In my first semester of college, when I still believed my music major would lead to a singing career, I took music theory. The professor was a jolly imp who couldn’t have been taller than five feet and had more musical talent in his ivory-tinkling pinky than my entire class combined. His favorite part of the class, and ours, was demonstrating music theory concepts with piano pranks, a la Victor Borge. And his favorite of these pranks was the unresolved melody.
He’d canter over the piano with a wicked little smile and start to play, sometimes a familiar strain of a famous piece, sometimes his own creation. After a dozen bars of so, just as the melody line was about to take it’s final turn from dissonance to harmony, he’d lift his hands from the keys and walk away. The seventh or second never resolved to the one, leaving the music unfinished. The first time, we laughed, expecting that he’d return to the keyboard after a moment and give us the final note we craved.
When he didn’t, the laughter turned to nervous titters, . The power of that one step from dissonant to resolved showed itself in shoulders creeping up around our ears. Every moment he waited, the anxiety in the room went up. If you have trouble imagining what I mean, sing the last line of the Star-Spangled Banner and leave off the “brave”. It’s just not right, and the longer you wait to add the last note, the wronger it feels.
Sometimes it would be just a moment, but occasionally the professor would leave the last note hanging in our minds for the entire 90 minute class. We were practically begging him by the end, and no one could leave the room until it was played. Then, the tension would dissipate and we’d laugh again.
My thirty-ninth year has been like one of the beautiful melodies played by the professor, with just the one note missing at the end. Life in the Broady Bunch right now is an unresolved chord. Which is to say that it’s beautiful in its own right, but contains one piece of dissonance that leaves an undercurrent of tension within our family.
The hardest part of this dissonance is that we can’t talk about it openly, because it is a legal matter which we’ve been advised to keep private until the resolution is close at hand. If it was hard to bear the tension of that unresolved melody in music class for an hour and a half, it is a hundred times harder to live with this unsettled matter, which began almost 18 months ago.
Through my pregnancy and baby girl’s birth, it has hung over our joy like a dark cloud. It has lurked in the back of our minds, and tripped us into fighting over other things that don’t matter. We have prayed over it and released it to God many times, to have it always come back and assert itself among us. I don’t know what is taking so long, or how it will all turn out, but I suppose the lesson of the waiting is same lesson I’ve been learning for this entire decade. The key is gratitude in the present moment. Whatever is coming will come, and I control so little of it. The only thing I truly control is my response to each day and moment and circumstance.

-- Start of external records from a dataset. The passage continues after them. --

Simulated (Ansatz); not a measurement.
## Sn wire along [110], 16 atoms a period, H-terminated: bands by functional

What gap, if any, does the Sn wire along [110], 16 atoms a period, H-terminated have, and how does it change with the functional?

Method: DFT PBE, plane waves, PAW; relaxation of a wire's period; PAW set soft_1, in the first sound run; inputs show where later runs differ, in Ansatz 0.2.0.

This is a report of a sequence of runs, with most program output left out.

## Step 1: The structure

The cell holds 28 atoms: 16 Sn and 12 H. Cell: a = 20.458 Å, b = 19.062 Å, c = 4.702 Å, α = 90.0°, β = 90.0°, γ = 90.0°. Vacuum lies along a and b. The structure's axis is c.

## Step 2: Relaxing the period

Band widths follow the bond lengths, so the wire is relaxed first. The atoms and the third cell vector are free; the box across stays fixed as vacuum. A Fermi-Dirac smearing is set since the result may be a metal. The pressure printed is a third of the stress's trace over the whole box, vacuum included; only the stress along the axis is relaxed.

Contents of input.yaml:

On this last night of my thirties, the dissonant chord rings in the background, but I am tuning it out. Instead, I am prioritizing the foreground, where the baby is making sounds that might be words, where Ollie is mimicking the teenage girls’ sass, where Caden is shrieking with laughter and begging for more tickles. The right now is where the love is the loudest, especially between Marrett and I, and when I stay there I can almost forget that I am waiting for that final note.